I recently listened to a CD audio book titled Leadership and Self Deception: Getting Out of the Box by the Arbinger Institute. Preview the book here.
This book fundamentally changed the way I see my relationships and the world. I highly recommend it to anyone looking to gain a new perspective on things and enhance their interpersonal skills.
The extent to which self-deception is the central issue in leadership is the subject of the book.
For example:
As a leader, if your self-deception is that you believe that you know everything, you’re highly unlikely to accept new ideas from others. Furthermore, you will continually work to justify your position that you know everything. This means that you will invite the failure of others because their failure further justifies your position as a know-it-all.
Here’s the kicker – you’re not aware of your self-deception. You’ve probably had it for years. Your view of things is skewed and you have no idea that YOU’RE the problem.
Consider the following analogy from the book:
An infant is learning to crawl. She begins by pushing herself backward around the house.
Backing herself around, she gets lodged beneath the furniture. There she thrashes about; crying and banging her little head against the sides and undersides of the pieces.
She is stuck and hates it, so she does the only thing she can think of to get herself out.

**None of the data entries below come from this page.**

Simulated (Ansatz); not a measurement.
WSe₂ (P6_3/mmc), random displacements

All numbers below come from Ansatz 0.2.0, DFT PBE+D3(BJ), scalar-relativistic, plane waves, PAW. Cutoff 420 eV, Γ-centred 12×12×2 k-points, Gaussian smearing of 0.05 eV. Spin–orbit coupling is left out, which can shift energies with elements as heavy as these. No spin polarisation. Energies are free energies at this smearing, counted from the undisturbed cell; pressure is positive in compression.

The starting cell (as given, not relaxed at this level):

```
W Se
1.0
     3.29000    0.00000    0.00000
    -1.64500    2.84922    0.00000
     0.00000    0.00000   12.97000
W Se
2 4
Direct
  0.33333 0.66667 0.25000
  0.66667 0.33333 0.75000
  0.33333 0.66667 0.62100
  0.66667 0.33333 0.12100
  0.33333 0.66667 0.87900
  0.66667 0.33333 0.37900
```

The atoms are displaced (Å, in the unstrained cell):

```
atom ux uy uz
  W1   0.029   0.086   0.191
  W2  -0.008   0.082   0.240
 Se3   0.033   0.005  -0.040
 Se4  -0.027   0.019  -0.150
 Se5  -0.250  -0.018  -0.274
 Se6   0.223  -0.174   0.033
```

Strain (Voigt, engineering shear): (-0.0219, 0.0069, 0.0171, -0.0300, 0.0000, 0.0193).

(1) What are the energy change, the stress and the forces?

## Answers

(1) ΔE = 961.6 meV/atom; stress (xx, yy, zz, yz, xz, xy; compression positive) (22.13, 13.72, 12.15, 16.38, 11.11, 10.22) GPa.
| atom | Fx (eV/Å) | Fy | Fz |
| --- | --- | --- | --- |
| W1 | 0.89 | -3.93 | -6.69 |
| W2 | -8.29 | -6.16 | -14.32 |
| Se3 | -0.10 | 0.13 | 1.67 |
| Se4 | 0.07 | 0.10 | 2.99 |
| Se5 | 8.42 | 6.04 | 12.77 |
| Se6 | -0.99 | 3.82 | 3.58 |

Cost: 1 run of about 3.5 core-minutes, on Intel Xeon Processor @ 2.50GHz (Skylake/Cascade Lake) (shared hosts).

She pushes even harder, which only worsens her problem. She’s more stuck than ever.
If this infant could talk, she would blame the furniture for her troubles. She, after all, is doing everything she can think of.
The problem couldn’t be hers.
But of course the problem IS hers, even though she can’t see it.
While it’s true she’s doing everything she can think of, the problem is precisely that she can’t see how SHE’S the problem.
Having the problem she has, nothing she can think of will be the solution.
Like this, self-deception blinds us to the true cause of problems. Once we’re blinded, all the solutions we can think of will actually make matters worse.
This is why self-deception is so important to leadership.
Leadership is about making matters better.
“To the extent that we are self-deceived, our leadership is undermined at every turn. And NOT because of the furniture.”
This book offers more than just the problem; it offers a solution to self-deception as well.